So, it is fairly safe to assume that the indices will bounce around current levels for at least the rest of this week. Another huge move to the downside seems unlikely, though a continuance of Tuesday's rally would be unsurprising.

Here are Tuesday's closing numbers:

Dow 9,217.94,+82.60 (0.90%)
NASDAQ 1,955.92, +25.08 (1.30%)
S&P 500 989.67, +9.94 (1.01%)
NYSE Composite 6,437.07, +84.96 (1.34%)


Advancing issues finished well ahead of decliners, 4879-1550. New highs outnumbered new lows, 78-48, a margin that has been narrowing recently, though it would not be a cause for alarm if the new lows took back the lead in coming days. The most significant issue facing the markets right now is how to read the abysmally low volume, though in light of the fact that volume has been off for most of the summer, it's best to attribute that to ongoing summer doldrums and some general investor trepidation about jumping back in at this time.

NYSE Volume 1,045,306,000
NASDAQ Volume 1,760,437,000


Commodities showed generalized strength on the day, with oil up $2.44, to $69.19; gold ahead by $3.40, to $939.20, though silver slipped 2 cents to $13.96 per ounce. Foodstuffs, grains and meats were mostly higher.
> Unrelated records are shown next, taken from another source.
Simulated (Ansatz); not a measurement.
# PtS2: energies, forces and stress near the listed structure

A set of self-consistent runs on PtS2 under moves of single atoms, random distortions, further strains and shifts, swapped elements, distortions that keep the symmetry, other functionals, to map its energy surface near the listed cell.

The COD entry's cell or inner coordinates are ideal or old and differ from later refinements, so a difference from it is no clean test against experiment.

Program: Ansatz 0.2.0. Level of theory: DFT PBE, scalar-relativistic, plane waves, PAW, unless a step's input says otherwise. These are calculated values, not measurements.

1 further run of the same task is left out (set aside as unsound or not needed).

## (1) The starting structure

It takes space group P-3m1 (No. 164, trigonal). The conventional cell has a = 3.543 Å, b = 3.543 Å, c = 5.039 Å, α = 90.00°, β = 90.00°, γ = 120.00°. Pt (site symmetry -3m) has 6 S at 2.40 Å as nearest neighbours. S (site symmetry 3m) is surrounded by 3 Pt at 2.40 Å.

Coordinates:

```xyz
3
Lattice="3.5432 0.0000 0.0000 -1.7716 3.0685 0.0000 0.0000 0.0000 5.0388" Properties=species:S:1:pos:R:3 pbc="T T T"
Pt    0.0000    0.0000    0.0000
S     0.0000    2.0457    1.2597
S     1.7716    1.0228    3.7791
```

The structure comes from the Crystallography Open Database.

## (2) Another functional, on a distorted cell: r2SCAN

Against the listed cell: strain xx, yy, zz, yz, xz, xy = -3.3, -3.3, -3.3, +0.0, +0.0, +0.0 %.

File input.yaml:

The biggest news of the day came prior to the opening bell, as July PPI was released, showing a massive 0.9% decline month-over-month, which has to come as a rejection for the inflationist camp and was met with so many "told you so's" by deflationists that the rancor was deafening.

Lower producer prices are usually the forecaster of tough times for retailers, who have thus far weathered the recession with particular aplomb and grace. Lower prices for all goods and services is in the cards for the next 6-18 months, regardless of the amount of money pumped into the nascent economy by the Fed and Treasury.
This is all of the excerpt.